Monday, July 6, 2015

Food for Thought (2015)

From the July 2015 Socialist Party of Canada Newsletter

- In mid-town Toronto a building is being demolished so they can build condominium apartments there. That's nothing new but what is unusual is that some people are upset that this is the only building in the world built during the brief reign of King Edward VIII that bears his logo. To satisfy these outraged citizens, the developers have agreed to preserve the facade. We have global warming, war, terrorism, poverty and hunger, Ebola, and so on, and these people get upset at the supposed disrespect to the memory of a playboy/parasite, a guy who was not up to the herculean task of shaking hands and making boring speeches prepared by someone else, and used his girl friend as an excuse to get out of those onerous tasks. For a system built on 'value', Capitalism sure distorts people's values.
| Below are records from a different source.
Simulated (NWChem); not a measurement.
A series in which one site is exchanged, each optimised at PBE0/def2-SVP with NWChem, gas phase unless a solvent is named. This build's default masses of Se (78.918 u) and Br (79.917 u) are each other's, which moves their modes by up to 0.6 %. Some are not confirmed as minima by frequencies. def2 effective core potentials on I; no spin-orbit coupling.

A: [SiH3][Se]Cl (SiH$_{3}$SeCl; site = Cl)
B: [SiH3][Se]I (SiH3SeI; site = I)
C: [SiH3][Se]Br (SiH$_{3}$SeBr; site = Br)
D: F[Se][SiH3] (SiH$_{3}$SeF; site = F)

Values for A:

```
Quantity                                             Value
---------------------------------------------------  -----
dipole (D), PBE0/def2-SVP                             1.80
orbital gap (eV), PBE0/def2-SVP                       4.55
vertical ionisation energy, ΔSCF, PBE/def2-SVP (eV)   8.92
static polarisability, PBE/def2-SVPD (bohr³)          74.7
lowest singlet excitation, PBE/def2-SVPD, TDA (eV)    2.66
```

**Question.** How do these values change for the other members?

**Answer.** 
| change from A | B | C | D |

- An analysis by Andrew Powell-Morse of ticket market place Seatsmart showed that lyrics of pop songs have fallen to the intelligence of eight year-olds. This was his finding after analyzing 225 songs that had spent three weeks at number one on the Billboard charts for pop, country, rock, R & B, and hiphop for any given year in the last ten. In the final reckoning, it's a degenerate culture reflecting a degenerate economic system where anything goes as long as it makes money.

- The New York Times of June 21 included an article by a Brazilian commenting on his country's economics in the last few years. He, Like many others were optimistic in 2003 when Lula de Silva and his Workers' Party came to power with the expectation that the old inequality and oppression of previous administrations would blossom into an equal and just society. Now the old disappointment has returned as corruption scandals, an economic recession, and opportunistic alliances with former rivals have returned the working class to virtually where it started. The Brazilians should have known better – as long as you have capitalism, you will have inequality, insecurity, and, of course, the class system.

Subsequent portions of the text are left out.